Gerald R. Ford Academic Center’s Bengal tiger school mascot lets you know this school is different than the rest. It’s not just an image of a tiger, but a tiger wearing glasses and a graduation cap.
Besides preparation for college, the school focuses heavily on character building and positive behavior. And parental involvement is mandatory.
One of the most important factors in student success at school is parents who are truly involved with their children’s learning. It’s so important, the Ford Academic Center puts it on paper. The new school requires parents to sign a contract saying they’ll be actively involved in their child’s education, including participation at the school. Parents are expected to attend monthly parent meetings, sign-off on nightly homework and bi-weekly report cards, and be visible at events.
“This is not a school where you send your kids, and the teachers and principal do everything. Parents are very involved,” said Principal Jerry McComb, who was principal at the Coit Creative Arts Academy for five years before coming to Ford Academic Center.
The school at 851 Madison Ave., SE, is on the site of the former Madison Middle School, which President Gerald R. Ford attended. A new building was constructed in 2007, and it operated as a middle school until last year. The new Ford Academic Center has 205 students in pre-kindergarten through eighth-grade, with one classroom per grade. There are two split classrooms with third and fourth graders, and fourth and fifth graders.
The school runs on a positive behavior program, which sets high standards for the way students and staff work together and act in hallways, the cafetorium, the playground, restrooms, with guests, and more.

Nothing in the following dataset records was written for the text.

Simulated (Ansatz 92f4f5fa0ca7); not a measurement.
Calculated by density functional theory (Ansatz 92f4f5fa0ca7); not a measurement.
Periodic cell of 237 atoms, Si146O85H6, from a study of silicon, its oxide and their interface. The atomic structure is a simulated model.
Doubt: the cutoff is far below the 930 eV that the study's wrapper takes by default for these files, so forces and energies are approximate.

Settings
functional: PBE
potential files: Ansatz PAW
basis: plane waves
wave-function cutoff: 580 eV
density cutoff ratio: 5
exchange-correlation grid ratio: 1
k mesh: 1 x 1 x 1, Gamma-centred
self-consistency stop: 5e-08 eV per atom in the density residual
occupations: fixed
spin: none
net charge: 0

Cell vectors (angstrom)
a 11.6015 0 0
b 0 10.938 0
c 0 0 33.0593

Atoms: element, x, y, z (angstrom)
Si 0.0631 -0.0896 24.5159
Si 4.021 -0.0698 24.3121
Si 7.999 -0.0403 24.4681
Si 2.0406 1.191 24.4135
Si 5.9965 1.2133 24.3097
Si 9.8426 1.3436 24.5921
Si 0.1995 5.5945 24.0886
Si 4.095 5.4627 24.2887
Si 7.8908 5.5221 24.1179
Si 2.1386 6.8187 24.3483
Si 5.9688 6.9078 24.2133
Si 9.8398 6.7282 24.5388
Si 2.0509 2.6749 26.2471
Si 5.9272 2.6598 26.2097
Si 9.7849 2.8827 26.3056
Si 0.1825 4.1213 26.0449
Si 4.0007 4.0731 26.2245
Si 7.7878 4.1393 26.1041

When the students walk into school on Monday mornings, they go straight to the gym, not their lockers, for a brief meeting. Principal McComb talks to them about the previous and coming weeks, teachers and students are given opportunities to speak, and all of them recite the school’s very own pledge.
When they leave the assembly, it’s a quiet exit. That’s because of a rule that makes people’s mouths drop: no talking in the halls.
“Students wave to their peers and parents,” if they pass them in the hall, said Synia Jordan, a mother and grandmother of students at the school and a Parent Action Leader (PAL), which is a group that helps educate and recruit parents and volunteers.
“Lunchtime is so impressive,” Jordan says. “They talk quietly, and clean up after themselves.” When lunch is over, Principal McComb dismisses them table by table.
Being quiet in the halls is one of many expectations at the school, as is the wearing of uniforms (becoming universal throughout GRPS). So are actions like saying “thank you,” “please” and “may I,” walking on the right side of the hall, greeting people with respect, using indoor voices and always using kind words.
McComb puts it this way: “Don’t be trash talking.” He doesn’t want to hear his students using slang because they need to have a good vocabulary. He teaches students to look at people when they talk to them and to dress appropriately, especially on school trips, because they are representing Gerald R. Ford Academic Center.
“My biggest thing is to get our boys and girls on the right track,” McComb says.
Deanna Wilson is one parent who thinks that’s exactly what the new school is doing after seeing improvements in her son’s grades and attitude. “I’m blown away at my son right now,” says Wilson, a mother who is also a PAL and volunteers at the school two days a week.
“I like a small school,” she says. “It makes it personal. It makes it home.”
Seventh-grade teacher Christy Price likes the highly structured format of the school and the parent involvement. “I believe you can’t go wrong with parents, teachers and students working together as a team. If we put in 100 percent and if they put in 100 percent, it will work.”
She recently heard an example of the positive attitude that fills the school from a student, who told her “There is no way to go but up.”
The school strives to create a caring atmosphere and environment. “You’ve got to build character, get to their hearts,” McComb says.
McComb, who knows most students by name, likes to ask them, “What can I do to make your day better?” He keeps a treasure chest in his office and when students get enough Bengal Bucks, they can pick out something from the chest, which is filled with stuffed animals, glow sticks, jump ropes, pens and many more items. Bengal Bucks are an incentive given to the kids for good attendance and positive behavior.
“He’s our Morgan Freeman from “Lean on Me,’ ” Jordan said, comparing McComb to the actor who starred in a movie about a dedicated principal working to improve an inner-city school.
Jordan says community support is another key to the school’s success. It partners with Our Kitchen Table, a non-profit serving the Grand Rapids area, helping people grow and prepare healthy food. Eventually, volunteers want to sell produce from the school garden while teachers using the garden for science, math and art lessons.
Community involvement teaches other good lessons, according to Jordan. “Networking is a big part of being successful, she says. “You have to know who to go to.”
Enjoyable activities like Muffins with Moms, Donuts with Dads and Family Fun Nights, encourage the required parental involvement. In addition to the fun (which might include the opportunity to throw a pie at the principal), educational workshops are offered for parents and students. “Attendance has been awesome,” Wilson says of the parent activities. “They want to come.”
McComb says the school is doing things that are truly different. “We’re changing mindsets,” McComb said. “We’re changing the way kids have done things. And it’s working.”